On Tuesday the conference was in transition between interactive and music, with the gaunt, goth looking hipsters flooding into the bars of the sixth street just as the Google Village packed up and the final hack-a-thon was resolved. So the schedulers put all the music panels when the two tribes overlapped. I checked out Spotify and Turntable.fm. Disclaimer - I am a junkie of the first and have never used the second.
The key quote that stuck with me from the Spotify talk (key speaker was their 'Chief Content Officer', Ken Parks) was that more money is made in Macau each year than the music industry globally. I now that Macau is pretty hot on gambling and that a fair high rollers must pass through their tables, but we're talking about music. Everyone must listen to music in some form every day, even if
not by choice. It is utterly pervasive, and it has become utterly terrible at making money.
Easy answer would be to look at Spotify and point the finger. It has been well documented that the amount of money an artist gets per play is pitifully small. But the longer the talk went on, the more I came to the opinion that at least they're trying. They give 65-70% of all revenue straight to rights holders and had generated $250m up to the point of the conference. Now you can cut that number down to a per play figure, but that money didn't exist before Spotify generated it, so on balance they're a force for good. The problem I would augur is with the labels and right managers, who I imagine have large, convuluted systems of trickling money down. It is a convenient position to take, particularly given the other panel member was an artist, but one that makes sense. They have all the power. They have the rights for the music, they can cut any deal they want.

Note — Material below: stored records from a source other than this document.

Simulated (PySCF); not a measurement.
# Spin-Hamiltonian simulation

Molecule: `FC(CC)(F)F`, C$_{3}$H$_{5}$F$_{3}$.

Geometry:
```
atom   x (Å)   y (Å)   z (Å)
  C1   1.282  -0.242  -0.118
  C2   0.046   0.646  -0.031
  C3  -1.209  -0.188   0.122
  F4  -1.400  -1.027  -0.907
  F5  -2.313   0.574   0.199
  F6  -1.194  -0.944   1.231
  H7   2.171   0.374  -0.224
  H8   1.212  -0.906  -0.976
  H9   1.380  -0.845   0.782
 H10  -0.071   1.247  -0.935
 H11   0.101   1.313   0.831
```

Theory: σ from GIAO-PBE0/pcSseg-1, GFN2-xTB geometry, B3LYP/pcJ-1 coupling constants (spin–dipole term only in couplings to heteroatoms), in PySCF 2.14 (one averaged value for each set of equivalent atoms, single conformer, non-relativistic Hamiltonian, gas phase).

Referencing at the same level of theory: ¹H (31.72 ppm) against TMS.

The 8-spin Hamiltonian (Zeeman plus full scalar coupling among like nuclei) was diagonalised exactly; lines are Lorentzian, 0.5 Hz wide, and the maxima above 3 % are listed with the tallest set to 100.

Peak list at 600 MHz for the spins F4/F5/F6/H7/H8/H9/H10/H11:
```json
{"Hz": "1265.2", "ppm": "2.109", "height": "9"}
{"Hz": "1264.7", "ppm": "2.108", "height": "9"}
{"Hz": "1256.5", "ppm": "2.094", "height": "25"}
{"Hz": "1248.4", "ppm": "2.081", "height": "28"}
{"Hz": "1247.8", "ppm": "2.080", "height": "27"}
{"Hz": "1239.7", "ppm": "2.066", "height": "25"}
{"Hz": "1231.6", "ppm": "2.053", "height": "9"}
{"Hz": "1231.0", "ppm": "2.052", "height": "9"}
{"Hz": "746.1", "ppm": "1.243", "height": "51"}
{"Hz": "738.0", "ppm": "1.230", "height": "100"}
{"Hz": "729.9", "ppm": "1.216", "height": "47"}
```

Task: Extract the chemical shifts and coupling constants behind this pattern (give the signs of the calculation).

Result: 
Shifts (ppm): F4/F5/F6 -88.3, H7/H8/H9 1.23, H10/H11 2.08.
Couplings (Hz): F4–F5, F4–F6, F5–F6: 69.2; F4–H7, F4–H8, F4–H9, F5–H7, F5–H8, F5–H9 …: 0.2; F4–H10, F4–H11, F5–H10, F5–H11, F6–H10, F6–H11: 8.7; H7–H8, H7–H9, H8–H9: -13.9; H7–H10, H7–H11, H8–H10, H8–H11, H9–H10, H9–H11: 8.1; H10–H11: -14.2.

This was further compounded by the founders of Turntable.fm who turned up next. They gleefully announced that they were now licensed with all four majors. They took the approach that they would build an excellent product first and "ask for forgiveness later". All of which are positive statements about the health of their business. But the point they kept returning to was that you have to
take any offer a label puts in front of you. They can walk away, you can't.
And this struck me as a paradox. The labels complain about not making enough money (or at least artist's managers do), but then will hold start-ups eager to create new music experiences to ransom. Fair enough, they want the best deal and they can collective bargain on behalf of talent, but they are clearly hungry for more cash, they just don't want to give rights away unless you can prove you will make them money.
I think this is a gap for brands. Whilst many brands try and associate themselves with music properties or acts, often it is little more than sponsorship or part of product distribution. It seldom has any tangible benefit for the music industry. It brands took the approach of "what can we do for music" rather than "what can music do for us", they will likely to find a very receptive label marketer more than happy to cut a deal. So long as you don't ask for too much in the way of rights.
Oh. Turntable.fm is excellent, if a little for the music geek rather than the music everyman. You can get someone else to DJ your house party remotely. Which could be awful if it wasn't for the fact that once A-Trak turned up for a session and an increasing amount of headline DJs are going into partnership with the site.